Yesterday, I wrote about a vote of no confidence by the faculty of Eastern Gateway Community College. It’s not uncommon for a faculty union to issue such a vote when there are problems between themselves and the administration. It is less common for the faculty to hold a vote of no confidence in the institution’s trustees.
Clearly, the Eastern Gateway Community College Education Association (EGCCEA) is sending a message to the Higher Learning Commission, which accredits EGCC. EGCC has been on probation since 2021 for a range of deficiencies, including the number of students per teacher, the quality of the online educational experience, and questions regarding the school’s financial arrangement with its online program manager.
The EGCCEA wants the HLC to know that the problems the HLC noted in November 2021 are still present in November 2023. EGCC has a new interim president, but the problems have remained. HLC issued a report in 2022 saying that while EGCC had corrected some deficiencies, it had acquired others in the meantime. At that time (in mid-2022), HLC was not willing to remove the school’s probationary status.
According to its statement, issued Friday, the EGCCEA believes its membership has done what it can to support the students and the school as it works through its problems. It claims that neither the school’s administration nor its Trustees have done their part to move the school forward and out of its current perils.
The vote of no confidence in the school’s administration should come as no surprise. EGCC’s current and most recent presidents previously served as the school’s Chief Financial Officers. That’s a clear sign to anyone who’s listening that the focus of the school administration is on making money, not on providing the highest quality academic experience for the students.
Community may be left to pick up the pieces of EGCC
However, the vote of no confidence in the Board of Trustees is slightly different. In theory, when a school’s administration does not act in the best interests of its students and its community, the Trustees are there to direct the administration. If necessary, they have the power to remove the Administration.
In this case, the Trustees are clearly more interested in turning a profit than they are in looking out for the best interests of the 5% of in-district students that EGCC serves. There’s nothing legally or technically wrong with turning a profit in higher education. For-profit schools exist as part of the higher education landscape. The enormous costs associated with this approach to higher education often leave students heavily mired in debt with few job prospects and no way to transfer their credits to a lower-cost, higher-quality institution.
I am interested to know how the HLC will react to the vote of no confidence in the EGCC Trustees, and whether they share the faculty’s concerns that the elected officials at EGCC are not providing the oversight their positions require.

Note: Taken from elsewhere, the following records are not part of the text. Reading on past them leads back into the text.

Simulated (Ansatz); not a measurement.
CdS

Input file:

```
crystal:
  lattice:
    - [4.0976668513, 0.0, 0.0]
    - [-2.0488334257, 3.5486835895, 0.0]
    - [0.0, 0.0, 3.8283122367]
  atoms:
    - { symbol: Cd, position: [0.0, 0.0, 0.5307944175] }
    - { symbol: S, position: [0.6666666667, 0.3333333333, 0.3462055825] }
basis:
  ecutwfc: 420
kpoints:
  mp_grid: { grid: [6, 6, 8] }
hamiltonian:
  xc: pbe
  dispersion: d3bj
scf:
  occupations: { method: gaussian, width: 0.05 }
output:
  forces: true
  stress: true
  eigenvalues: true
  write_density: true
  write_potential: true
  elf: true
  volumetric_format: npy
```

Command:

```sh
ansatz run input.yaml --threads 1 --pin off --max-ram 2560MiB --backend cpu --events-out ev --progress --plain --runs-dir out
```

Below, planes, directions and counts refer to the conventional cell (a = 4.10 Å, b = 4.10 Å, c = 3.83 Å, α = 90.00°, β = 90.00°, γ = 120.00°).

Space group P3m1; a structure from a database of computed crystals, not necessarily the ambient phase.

Should EGCC lose its accreditation, its elected Trustees and the school administration will simply disappear, proclaiming to anyone who will listen that they did what they could to save the school. The Steubenville/Youngstown communities will have lost the community college which they have invested millions in over the past five-and-a-half decades for the benefit of its few thousand in-district students.
For what it’s worth, AFSCME already has other institutions lined up to take EGCC’s place.